Dakota’s a Hater

I hate self-righteous pricks who give me a hard time about not having achieved fluency in Korean.

How far one should go with their hangul and Korean studies is a conversation every waeguk should have…with themselves.

Am I becoming part of the culture? No, not really. But am I detracting from Jeju society?Am I setting a poor example, reinforcing xenophobia? Am I being a rude houseguest?

Sometimes, but that doesn’t have much to do with learning or not learning Korean. If native-born people can fall down drunk on the sidewalk, why can’t waeguken?

Teaching friends should probably encourage each other to move beyond the ‘tourist’ lifestyle, but encouraging is not the same as judging.

Anyway, I have friends who are Korean. Not a lot, but a few. We converse in English. They same okay with that.

Some foreigners perhaps resent the idea of living among ‘tourists.’ They’re afraid of having an inauthentic experience, or perhaps just resent other foreigners who do so.

You think you’re a better person than I for knowing more Korean, but I think I’m a better person than you for knowing more about baseball and outer space. Let’s agree to disagree.

I hate teething puppies. Onya likes to bite. Everything. But mostly me. She tries to bite my legs. She tries to bite my fingers. She tries to bit my face. She even tried to bite my throat.

And then when I get mad she looks very confused, she has no idea she’s being vicious and unruly.

Imagine if in Jurassic Park, the T-Rex didn’t chase the jeeps, and just looked at them sadly and was like “why does nobody like meeeee?”

That’s Onya right now.

So far I’m trying a steady dose of bone giving and water gun. Onya hates the water gun but has not yet associated it with the biting.

I hate my landlord’s husband. The drunk fool has never said anything to me and now he’s claiming Onya is HIS dog.

Now, this sort of makes sense, since I found Onya in the yard, but if this is the case, it means:

*he’s badly mistreated her/doesn’t understand what a dog is

*he’s let me take care of her and do all the hard work, until…who knows when

There is no way he isn’t aware how I’ve been taking care of the dog, especially now. She walks around with a collar. Where does he think Onya got her collar? Does he think puppies grow them at a certain stage in their development?

His idea of taking care of a dog is to leave her outside and throw a piece of watermelon out the window every day. If he wants to control the dog, he can pay for the vet bills, food, bones, crate, toys, and collar (treats are on me).

Otherwise, he should continue not speaking to me and allow me to continue my foster parenting as I search for a good and permanent home over the next month or so.

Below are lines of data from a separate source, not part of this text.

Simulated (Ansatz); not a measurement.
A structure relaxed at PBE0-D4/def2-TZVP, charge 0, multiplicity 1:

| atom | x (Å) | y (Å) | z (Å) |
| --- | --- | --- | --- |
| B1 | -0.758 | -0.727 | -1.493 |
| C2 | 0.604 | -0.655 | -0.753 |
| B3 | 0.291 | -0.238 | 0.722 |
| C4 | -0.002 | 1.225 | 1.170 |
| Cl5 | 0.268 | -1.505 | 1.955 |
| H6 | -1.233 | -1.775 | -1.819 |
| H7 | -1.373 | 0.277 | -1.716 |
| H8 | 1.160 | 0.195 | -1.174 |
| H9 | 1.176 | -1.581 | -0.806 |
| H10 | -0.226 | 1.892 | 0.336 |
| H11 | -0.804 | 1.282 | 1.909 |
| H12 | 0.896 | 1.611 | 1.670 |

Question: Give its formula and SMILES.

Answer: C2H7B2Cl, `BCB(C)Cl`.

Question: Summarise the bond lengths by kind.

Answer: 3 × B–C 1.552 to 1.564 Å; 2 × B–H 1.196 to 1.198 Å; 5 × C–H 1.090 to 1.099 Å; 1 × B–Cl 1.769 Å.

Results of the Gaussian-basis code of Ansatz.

I hate my old boss right now. He’d probably tsk tsk me and say this is a matter of “cultural differences.” Like if I had a pet turtle and somebody thought that I was mistreating the turtle or not giving it enough love. Like if I had a pet chicken and somebody thought they had a right to it because they were going to buy it a house and a chicken suit or something like that.

There are two things wrong with this. First of all, if that is the case, then he needed to assert himself as the rightful owner of the dog the FIRST time he saw her with me, not two and a half weeks later. Once he saw the collar especially he needed to address the issue.

Second, and more importantly, I’m okay with saying that a lot of people here treat their dogs like shit.

I don’t know enough about animal rights and Korean culture to write a treatise on the subject. You should not trust anything I say.

Cultural bias and ethnocentrism plays a strong role in how we see things.

Right now I’m a hater.

Other things I hate (but not EVERYTHING I hate): blood clots (get well soon Dillon Gee), the Home Run Derby, gamma ray bursts, standing around confused and bored at Island Stone, rain, shifting into neutral, lumps in my Irish car bomb, other people at the gym, and giant lizard men who terrorize Manhattan.